We need strong voices for equal treatment in everyday life and in the workplace. And we have many of them: but in Germany and elsewhere, they hardly ever come together to discuss pressing issues, to network and to work together. This is why on 2 and 3 December in Berlin, the Federal Anti-Discrimination Agency (FADA) in Germany hosted the first Anti-Discrimination Days, bringing together more than 450 representatives from politics and academia, business and administration, economy, culture, media, education and civil society in Berlin. The aim of this event was to provide a forum to identify common goals and to combine forces. The conference drew on interdisciplinary expertise and focused on intersectional forms of discrimination, with panel discussions, workshops and an accompanying cultural program.
Equinet was invited to hold a panel discussion about the future of European anti-discrimination legislation. The idea was to broaden the audience’s horizon, many of whom work at the local level in Germany, to provide an opportunity for them to ask experts from Brussels and Berlin about their expectations from the new EU leadership and to identify topics where the coming German presidency of the Council of the European Union could and should make a difference.
At the panel discussion, diverse speakers gave their input and point of view on the importance of the implementation of standards for equality bodies and new and foreseen legislation and policy, such as the Gender Equality Strategy.
Ulrike Helwerth from the National Council of German Women’s Organisations, presented the perspective of civil society. She stressed that the European Union (EU) has been a driving force for gender equality for decades, while Germany has often lagged behind European standards on equality and non-discrimination and those of other Member States. Germany is still seen as below average in many respects concerning equality law and policy, but developments at the EU level have also declined in recent years. Ulrike highlighted that if a Gender Equality Strategy is to achieve impact at the local level, there needs to be coherence between different policies at the national level and the EU level, and binding accountability processes for all Member States.
Szabolcs Schmidt, head of the Non-Discrimination and Coordination of Roma Affairs Unit in the Directorate-General for Justice and Consumers of the European Commission, looked at other grounds of discrimination. He first emphasized the importance of ensuring availability of empirical knowledge about discrimination. From a legal point of view, he stressed that there is a protection gap for other grounds of discrimination different than gender and ethnic origin and that it is time to take up the Commission’s long-standing proposal for the so-called Horizontal Directive, which extends protection on the grounds of disability, religion or belief, sexual orientation and age beyond the field of employment and occupation.

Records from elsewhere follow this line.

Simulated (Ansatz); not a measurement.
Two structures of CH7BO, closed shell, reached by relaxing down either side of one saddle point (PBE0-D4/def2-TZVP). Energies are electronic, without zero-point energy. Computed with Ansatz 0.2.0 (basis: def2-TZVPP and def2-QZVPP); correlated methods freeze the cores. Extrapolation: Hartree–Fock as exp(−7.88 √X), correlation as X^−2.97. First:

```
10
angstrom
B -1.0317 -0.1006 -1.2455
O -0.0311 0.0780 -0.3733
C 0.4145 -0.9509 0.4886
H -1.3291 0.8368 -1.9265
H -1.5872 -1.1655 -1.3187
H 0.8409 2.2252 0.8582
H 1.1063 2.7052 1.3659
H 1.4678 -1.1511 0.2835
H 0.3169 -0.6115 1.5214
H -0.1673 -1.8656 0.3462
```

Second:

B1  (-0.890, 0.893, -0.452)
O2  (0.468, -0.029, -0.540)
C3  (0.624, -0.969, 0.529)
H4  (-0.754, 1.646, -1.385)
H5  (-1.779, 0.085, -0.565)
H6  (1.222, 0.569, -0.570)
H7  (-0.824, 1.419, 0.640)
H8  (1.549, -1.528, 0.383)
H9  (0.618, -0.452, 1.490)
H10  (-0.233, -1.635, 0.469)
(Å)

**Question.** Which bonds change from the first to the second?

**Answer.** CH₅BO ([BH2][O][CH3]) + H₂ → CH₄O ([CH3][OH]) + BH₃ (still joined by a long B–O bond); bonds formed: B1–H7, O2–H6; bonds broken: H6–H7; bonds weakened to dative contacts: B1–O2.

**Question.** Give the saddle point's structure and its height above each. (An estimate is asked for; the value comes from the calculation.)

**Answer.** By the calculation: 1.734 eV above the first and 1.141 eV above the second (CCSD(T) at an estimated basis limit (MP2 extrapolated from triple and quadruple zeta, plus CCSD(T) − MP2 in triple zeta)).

Milla Vidina, Policy Officer at Equinet, focused on the importance of ensuring effective implementation of EU equality legislation and the important role of equality bodies in this context, as independent public watchdogs tackling discrimination and promoting equality. She explained that they can not only fight discrimination, by advising victims of discrimination for example, but also proactively promoting equal treatment through studies, surveys, training etc. She stressed that the German Presidency should not only be expected to send a strong political signal in favour of a progressive equality policy at the EU level, but also lend support to key legislative initiatives in the field of equality (e.g. the stalled Horizontal Directive Proposal, the blocked Women on Boards Directive, pay transparency measures to address the pervasiveness of the gender pay gap in Europe), particularly those that address the negative implications of structural and intersectional forms of discrimination.
Among other things, the discussion emphasized the importance of financial issues for anti-discrimination policy: for example, bureaucratic procedures make it difficult for smaller organisations and grassroots movements to receive EU funding, which prevents more radical change and inclusive, bottom-up participation. Lastly, the panel discussed what kind of demands could be achieved politically and how blockages – such as the German government’s rejection of the proposed Horizontal Directive – could be overcome. Some of the key potential solutions that were discussed in this regard was civil society effectively exerting pressure on governments in cooperation with national equality bodies and invoking and urging states to fulfil to their international human rights obligations.